BackupsWithDuplicityAndS3

From Hinterlands

Jump to: navigation, search

Contents

Backing up using Duplicity and Amazon S3

Introduction

This HOWTO will walk you through using Duplicity and Amazon's S3 service to back up your important data. The task is to create a remote backup protected by strong encryption consisting of a monthly full archive and daily incrementals.

As with all my HOWTOs, I am assuming you are using Debian and specifically squeeze. If you're using another distribution, there's no reason why the principles here won't work for you, but you'll need to adjust the syntax for various commands to match your distro.

Signing up for S3

I did quite a bit of research of the various online data repository services available. Amazon's S3 service ticked the boxes of availability, reliability and support from my choice of backup tool. It's also extremely cheap: I have so far been billed less than $0.30 for about 3G of data. You can sign up for Amazon S3 here, you can use your existing Amazon login if you have one. You will need to register a credit card with them for billing.

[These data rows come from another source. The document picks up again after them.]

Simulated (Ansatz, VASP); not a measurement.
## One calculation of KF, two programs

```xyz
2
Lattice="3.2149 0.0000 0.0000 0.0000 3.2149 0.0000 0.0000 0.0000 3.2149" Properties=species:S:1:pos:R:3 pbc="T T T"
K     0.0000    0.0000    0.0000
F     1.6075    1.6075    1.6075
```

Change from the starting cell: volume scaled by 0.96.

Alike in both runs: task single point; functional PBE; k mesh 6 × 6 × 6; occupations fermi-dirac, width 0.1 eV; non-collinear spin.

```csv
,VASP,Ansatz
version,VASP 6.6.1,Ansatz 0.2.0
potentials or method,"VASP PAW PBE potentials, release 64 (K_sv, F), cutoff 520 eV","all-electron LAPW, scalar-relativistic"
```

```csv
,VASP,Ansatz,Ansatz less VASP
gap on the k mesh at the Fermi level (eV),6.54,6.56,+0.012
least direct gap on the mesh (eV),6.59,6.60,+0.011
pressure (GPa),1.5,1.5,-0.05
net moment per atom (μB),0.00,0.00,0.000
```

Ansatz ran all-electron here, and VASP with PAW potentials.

Once signed up, look for the Security Credentials page and make a note of the Access Key ID and Secret Access Key. How you manage these is up to you, I just have one pair I use for all my backups.

Creating a GPG Keypair

As we want to encrypt all the data sent up to S3, we need to create a GPG keypair. As all the backups will need to be done by root, it makes sense for root to be the user the keypair is created as, assuming you're not using GPG for other purposes as root. You will need to pick an email address and passphrase for the key, I chose backups@hinterlands.org and used the excellent pwgen utility to make a long, strong random passphrase. (Use pwgen -sy 30 for proper paranoia :)

backuphowto:~# gpg --gen-key

Accept the default key type, key length and decide if you ever want the key to expire (I don't). Then provide your chosen strong passphrase. Next you will need to upload your key to a public keyserver, to do this you need to know the key's ID.

backuphowto:~# gpg --list-keys
/root/.gnupg/pubring.gpg
------------------------
pub   2048R/02E93567 2010-07-06
uid                  Hinterlands Backups <backups@hinterlands.org>
sub   2048R/FAE5261F 2010-07-06

backuphowto:~# gpg --send-keys 02E93567
gpg: sending key 02E93567 to hkp server keys.gnupg.net

Make a note of the key ID and, of course, your passphrase. You should consider copying your private key elsewhere, if you lose it, or forget your passphrase, then you will lose access to your backups.

Installing Duplicity

Duplicity is provided as a Debian package, as is the backend required to talk to S3.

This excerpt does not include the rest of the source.